We must return for a moment to the North American emigrants. Much mismanagement seems to have taken place with respect to them. They were received with cordiality, and pampered with the utmost profusion, by the liberal inhabitants of Port-au-Prince. They had left a country where they had always been treated as the lowest of mankind; they had landed in a country where they were overwhelmed with caresses and presents. The heads of many were turned by the change. Many came from cities, and, totally unaccustomed to agricultural labour, found themselves transported into the midst of an agricultural community. The Government, with more generosity than wisdom, suffered them to eat their rations in idleness. This is a short summary of the narrative of Dr. Dewey, who was himself on the spot. He continues thus.

“Although these and other circumstances damped the ardour of some of the emigrants, and rendered the in dissatisfied with their situation, yet I have uniformly found the industrious and the most respectable, and such as were fitted to be cultivators of the soil, contented with their condition and prospects, and convinced that great advantages were put within their reach. By far the greater part of the emigrants I saw were satisfied with their change of country, and many were so much pleased that they would not return on any consideration, and said, that they never felt at home before, that they have never felt what it was to be in a country where their colour was not despised. But these were such as went out expecting to meet difficulties and not to live in the city; and they are so numerous, and pursuing their course with so much enterprise, that I feel there is no more reason for surprise at the industry and contentment which they exhibit, than at the dissatisfaction which has brought back 200, and will perhaps bring back a few more.” (1)

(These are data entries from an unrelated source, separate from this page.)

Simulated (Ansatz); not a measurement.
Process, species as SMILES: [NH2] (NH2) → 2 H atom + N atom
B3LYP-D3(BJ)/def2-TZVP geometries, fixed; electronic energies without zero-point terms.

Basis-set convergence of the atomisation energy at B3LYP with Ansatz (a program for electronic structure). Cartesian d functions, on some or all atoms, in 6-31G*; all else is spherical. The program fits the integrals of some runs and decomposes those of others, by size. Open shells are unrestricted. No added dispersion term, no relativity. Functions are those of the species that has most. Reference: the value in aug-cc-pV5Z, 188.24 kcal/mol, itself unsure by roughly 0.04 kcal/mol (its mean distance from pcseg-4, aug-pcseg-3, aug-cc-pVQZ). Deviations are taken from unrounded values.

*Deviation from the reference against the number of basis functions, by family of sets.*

(1) Second Part of Major Moody’s Report, p. 35. 26

All this statement the Major quotes as triumphantly as if it were favourable to his hypothesis, or as if it were not of itself sufficient to refute every syllable that he has written. Those who came from towns shrunk from agricultural labour. Is this a circumstance peculiar to any climate? Lei Major Moody try the same experiment in this country with the footmen and shopmen of London, and see what success he will have. But those who were accustomed to tillage, applied themselves to it with vigour; and this though they came from a cold country, and must therefore be supposed to have been peculiarly sensible of the influence of tropical heat. It is clear, therefore, that their desire to better their Condition surmounted that love of repose which, according to the new philosophy of labour, can, in warm, fertile, and thinly peopled countries, be surmounted only by the fear of punishment.

We have now gone through the principal topics of which the Major has treated. We have done him more than justice. We have arranged his chaotic mass of facts and theories; we have frequently translated his language into English; we have refrained from quoting the exquisitely ridiculous similitudes and allusions with which he has set off his reasonings; we have repeatedly taken on ourselves the burden of the proof in cases where, by all the rules of logic, we might have imposed it on him. Against us, he cannot resort to his ordinary modes of defence. He cannot charge us with ignorance of local circumstances, for almost all the facts on which we have argued are taken from his own report. He cannot sneer at us as pious, benevolent people, misled by a blind hatred of slavery, eager in the pursuit of a laudable, end, but ignorant of the means by which alone it can be obtained. We have treated the question as a question purely scientific. We have reasoned as if we had been reasoning, not about men and women, but about spinning-jeanies and power-looms.

Point by point we have refuted his whole theory. We have shown that the phenomena which he attributes to the atmosphere of the torrid zone, are found in the most temperate climates; and that, if coercion be desirable in the case of the West Indian labourer, the stocks, the branding iron, and the forty stripes save one, ought to be, without delay introduced into England.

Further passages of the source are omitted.